Mar
2026
15% Tariffs: Analysts hit out at Trump’s ‘politically driven’ trade policy
DIY Investor
5 March 2026
Industry analysts have condemned US President Donald Trump’s plans for 15% global tariffs this week, claiming US trade policy is becoming ‘politically driven’.
The reaction from industry leaders comes as US Treasury Secretary Scott Bessent said told reports that the US was “likely” to implement a 15% global tariff this week, following conflicting statements from President Donald Trump about the rate.The new tariff initiative is intended to replace the sweeping global import taxes Trump imposed last year but were recently struck down by the Supreme Court.

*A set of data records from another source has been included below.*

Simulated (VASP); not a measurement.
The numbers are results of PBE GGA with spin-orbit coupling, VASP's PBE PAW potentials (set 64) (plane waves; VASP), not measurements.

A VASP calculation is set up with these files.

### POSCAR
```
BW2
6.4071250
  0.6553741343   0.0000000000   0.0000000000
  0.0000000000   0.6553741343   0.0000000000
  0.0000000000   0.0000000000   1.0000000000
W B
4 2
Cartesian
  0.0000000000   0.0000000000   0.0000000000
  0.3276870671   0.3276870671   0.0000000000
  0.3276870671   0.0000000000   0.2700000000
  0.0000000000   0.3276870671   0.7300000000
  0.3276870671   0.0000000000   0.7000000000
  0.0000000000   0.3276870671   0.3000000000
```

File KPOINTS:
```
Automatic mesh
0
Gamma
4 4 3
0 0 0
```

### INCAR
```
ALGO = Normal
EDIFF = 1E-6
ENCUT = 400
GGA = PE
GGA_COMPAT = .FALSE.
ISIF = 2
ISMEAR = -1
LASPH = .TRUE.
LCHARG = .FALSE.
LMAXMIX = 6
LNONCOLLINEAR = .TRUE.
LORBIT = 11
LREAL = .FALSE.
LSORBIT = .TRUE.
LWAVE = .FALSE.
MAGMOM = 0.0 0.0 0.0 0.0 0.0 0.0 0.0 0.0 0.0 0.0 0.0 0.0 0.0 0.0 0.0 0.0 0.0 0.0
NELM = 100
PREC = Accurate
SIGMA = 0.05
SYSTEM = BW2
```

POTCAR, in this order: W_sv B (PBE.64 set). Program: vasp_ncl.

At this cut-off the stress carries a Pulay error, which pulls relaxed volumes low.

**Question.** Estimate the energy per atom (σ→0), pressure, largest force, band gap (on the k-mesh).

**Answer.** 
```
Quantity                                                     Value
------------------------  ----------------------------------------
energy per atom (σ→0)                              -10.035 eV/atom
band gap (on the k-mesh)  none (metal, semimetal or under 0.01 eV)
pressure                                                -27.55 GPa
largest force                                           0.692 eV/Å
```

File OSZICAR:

Responding to the news Daniela Hathorn, senior market analyst at Capital.com said: “At face value, a likely move to a 15% global tariff — especially after legal setbacks and conflicting messaging — reinforces the theme that US trade policy remains politically driven. The use of Section 122 to temporarily impose tariffs without congressional approval suggests policy risk is not going away, even after the Supreme Court ruling.
From a market reaction standpoint, several channels matter.
First, the inflation channel. A higher global tariff effectively acts as a consumption tax. If implemented at 15%, it could lift import costs across a broad range of goods. In isolation, that would likely push US inflation expectations marginally higher — especially if it coincides with elevated energy prices from geopolitical tensions. That combination could complicate the Federal Reserve’s outlook and potentially dampen expectations for rate cuts. In the near term, that is mildly supportive for the US dollar and potentially negative for bonds.
Second, the growth channel. Markets may start pricing in a drag on global trade volumes and business investment if a permanent tariff regime looks likely. Export-heavy economies — particularly in Europe and Asia — could see equity markets come under additional pressure. With the DAX and other European indices already sensitive to energy prices, a renewed trade headwind compounds the downside risks.
Third, the fiscal and legal risk channel. The possibility that the US government may owe up to $130bn in refunds, plus significant interest costs, adds a layer of fiscal uncertainty. While this may not immediately move markets, it introduces medium-term questions about debt dynamics and legal exposure. If tariff revenues were previously seen as partially offsetting deficits, doubts about their permanence could weigh on confidence in US fiscal projections.
Given everything else going on — geopolitical escalation, rising oil, elevated volatility — this development likely reinforces the risk-off bias rather than triggering a fresh shock on its own. The US dollar could remain supported as both a safe haven and on expectations of firmer inflation. Equities, particularly trade-sensitive and multinational companies, may struggle to regain momentum. Emerging markets and export-dependent currencies could face additional pressure.”
Raj Abrol. CEO, Galytix said:
“Surging tariffs, fluctuating oil prices and disruption to shipping driven by conflict in the Middle East means managing risk is now a top priority for financial services organisations. However, far too many still lack the ability to accurately assess and respond to shifting risk profiles, something that can be done accurately and faster with AI. With uncertainty now the new normal, market intelligence data is an essential asset, and will help reassure investors and risk managers in complex times.”
Kenny MacAulay, CEO of Acting Office, a software platform for accounting practices said:
“Higher tariffs amidst geopolitical conflict will cause a major headache for businesses, especially those organisations dependant on international supply chains. Responding to shifting levies also adds a layer of compliance complexity, meaning companies need to keep a closer eye on margins and risk assessments for additional charges in the future. The reality is that businesses will struggle to respond to this uncertainty without the right software in place, to manage risk, adapt to shifting charges and even stay afloat in extremely challenging times.”
But Patrick Sullivan, CEO of the Parliament Street think tank welcomed the news, saying: “It’s high time those benefitting from access to the US market pay their fair share, and President Trump is quite correct to implement this policy.”